Search code examples
phpgzipfseek

php gzseek seems beyond size of file


I have encountered a strange problem off and on over the last two years when trying to establish the size of files, in particular gz zip compressed files. I have found workarounds but they are not ideal. The problem is that gzseek() seems to always seek up to approx. 2.14GB file size regardless of the size of the uncompressed file. When testing I have established the uncompressed file size by 1) unzipping and saving as text, and 2) using gzread() to read 1MB at the time until end of file. Lets say that the uncompressed file size is 13MB.

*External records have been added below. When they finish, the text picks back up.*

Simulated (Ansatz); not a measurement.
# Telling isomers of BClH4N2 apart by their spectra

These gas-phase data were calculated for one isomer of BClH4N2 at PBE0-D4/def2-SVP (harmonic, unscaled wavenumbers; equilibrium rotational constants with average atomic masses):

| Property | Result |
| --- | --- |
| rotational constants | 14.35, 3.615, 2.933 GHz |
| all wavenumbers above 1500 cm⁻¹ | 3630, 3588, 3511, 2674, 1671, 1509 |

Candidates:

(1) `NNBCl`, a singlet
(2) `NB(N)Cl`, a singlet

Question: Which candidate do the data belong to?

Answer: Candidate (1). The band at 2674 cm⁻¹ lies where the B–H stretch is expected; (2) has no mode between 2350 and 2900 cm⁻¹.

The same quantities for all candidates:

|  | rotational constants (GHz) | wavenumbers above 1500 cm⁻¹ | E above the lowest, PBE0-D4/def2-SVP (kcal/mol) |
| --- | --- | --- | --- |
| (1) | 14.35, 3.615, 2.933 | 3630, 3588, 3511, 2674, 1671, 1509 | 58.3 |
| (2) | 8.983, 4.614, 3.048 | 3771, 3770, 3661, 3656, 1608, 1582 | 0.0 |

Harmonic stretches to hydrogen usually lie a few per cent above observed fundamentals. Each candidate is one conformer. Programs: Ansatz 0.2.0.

Test code with gzseek() and gztell(). This will advance the handle 1mb / 1000000 bytes but always continue up to approx. 2.14GB regardless of uncompressed file size:

//GZ file is opened ....

gzseek($Handle, 0, SEEK_SET);
while (true) {
  //Seek through file advancing offset with 1000000 bytes each time
  $Eof  = gzseek($Handle, 1000000, SEEK_CUR);  //0 or -1 if passed eof

  //This will dump the handle position incrementing 1000000 bytes at the time but continue until
  //approx. 2.14 GB even through file is 13MB uncompressed
  var_dump(gztell($Handle)); 

  //When the handle (via gztell() ) shows 2.14GB, the gzseek() returns -1 which means it 
  //has reached / gone pas end of file
  if ( $Eof !== -1 ) {
     //This will only be true once the gztell() shows approx. 2.14GB
     break;
  } 

}

Now if instead using gzread() it will work fine, the handle is advanced 1mb/1000000 bytes until 13mb. E.g.:

while ( !gzeof($Handle) ) {
   $Data = gzread($Handle, 1000000);
}

Having researched this a lot in the last years, I have never found a working solution for measuring file size of gz files, not any reports on why it can't be done with gzseek, which I find a bit strange. Either gzseek doesn't work and I would expect to have found that reported or I am really missing something here. Thanks for the help, Chris


Solution

  • What you are missing is that, just like fseek(), gzseek() can and will set the read or write pointer to wherever you ask, including beyond the end of the file. Those functions do not check for the end of file. In fact, fseek() clears the end-of-file flag, to allow reading a growing file.

    Only if you do a read after the seek will it determine if you are at or past the end of file.

    Contrary to your claim, you have in fact found a working solution for determining the uncompressed size of a gzip file, which is to use gzread().